Pick a word.  No, no, not that one.  Don’t pick just any word.  Stick with the nouns.  Then build a picture around that word.  Now build several pictures around the word.  See how many you can come up with.

Now let’s try some of the words that have been most popular over the past 50 years.  War.  Peace.  Born-again.  Saved.  Hope.  Change.  Green.  Oil.  Profit.  Insurance.  Not only do pictures come to mind, so does a whole range of emotions.  Single words carry more power than whole pictures.

Now let’s do something more interesting.  Let’s add a second term to the noun.  Oil is a good one to work with.  Oil barron.  Oil change.  Oil well.  Heating oil.  Now we have some specific meaning attached to each exression.  And while each one can still convey a set of images, and some may overlap, each is still the property of the new word pair.

A word paints a thousand pictures.  A collection of words paints a set of ideas.  But unfortunately the current under-30 generation is not one which reads.  Too much X-Box, internet porn, and television porn.  Is it any wonder, after having been taught a few catch phrases in 12 or so years of school, that they have all the answers and that history is now meaningless? 

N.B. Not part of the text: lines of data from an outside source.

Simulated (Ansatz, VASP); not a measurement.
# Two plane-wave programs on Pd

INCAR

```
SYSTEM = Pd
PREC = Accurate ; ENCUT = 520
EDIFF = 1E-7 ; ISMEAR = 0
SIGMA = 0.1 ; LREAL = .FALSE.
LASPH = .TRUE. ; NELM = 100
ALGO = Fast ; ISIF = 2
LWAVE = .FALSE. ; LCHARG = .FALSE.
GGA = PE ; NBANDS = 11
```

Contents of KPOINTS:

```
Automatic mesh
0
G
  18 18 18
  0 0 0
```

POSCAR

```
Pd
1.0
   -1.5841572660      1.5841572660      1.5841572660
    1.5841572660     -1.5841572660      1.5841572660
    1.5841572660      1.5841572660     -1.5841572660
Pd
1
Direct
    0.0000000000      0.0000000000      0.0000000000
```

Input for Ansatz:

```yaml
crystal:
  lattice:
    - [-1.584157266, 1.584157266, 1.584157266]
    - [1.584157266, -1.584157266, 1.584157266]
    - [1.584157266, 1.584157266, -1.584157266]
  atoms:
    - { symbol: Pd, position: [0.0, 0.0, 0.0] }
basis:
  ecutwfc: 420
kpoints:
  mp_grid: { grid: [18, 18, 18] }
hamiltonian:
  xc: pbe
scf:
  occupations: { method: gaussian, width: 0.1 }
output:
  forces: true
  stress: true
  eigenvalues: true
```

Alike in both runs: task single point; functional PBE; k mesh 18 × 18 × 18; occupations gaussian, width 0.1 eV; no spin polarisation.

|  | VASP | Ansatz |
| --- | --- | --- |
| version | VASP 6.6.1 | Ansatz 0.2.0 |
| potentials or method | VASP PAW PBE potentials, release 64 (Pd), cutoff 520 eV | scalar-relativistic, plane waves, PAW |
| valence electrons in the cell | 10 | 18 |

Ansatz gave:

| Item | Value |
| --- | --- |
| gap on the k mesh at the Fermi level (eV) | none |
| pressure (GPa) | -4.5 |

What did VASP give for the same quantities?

The best thing we can do for our children is to encourage them to read.  And better yet, teach them to write.

1 Comment

    Anthony Mator
    October 29th, 2009 | 9:30 pm | #1

    In college, I did a research project where I interviewed test subjects to uncover the connotations they associated with particular words. It was interesting how they weren’t entirely conscious of these connotations, even when the connotations were so strong as to dramatically alter the actual definition of the word.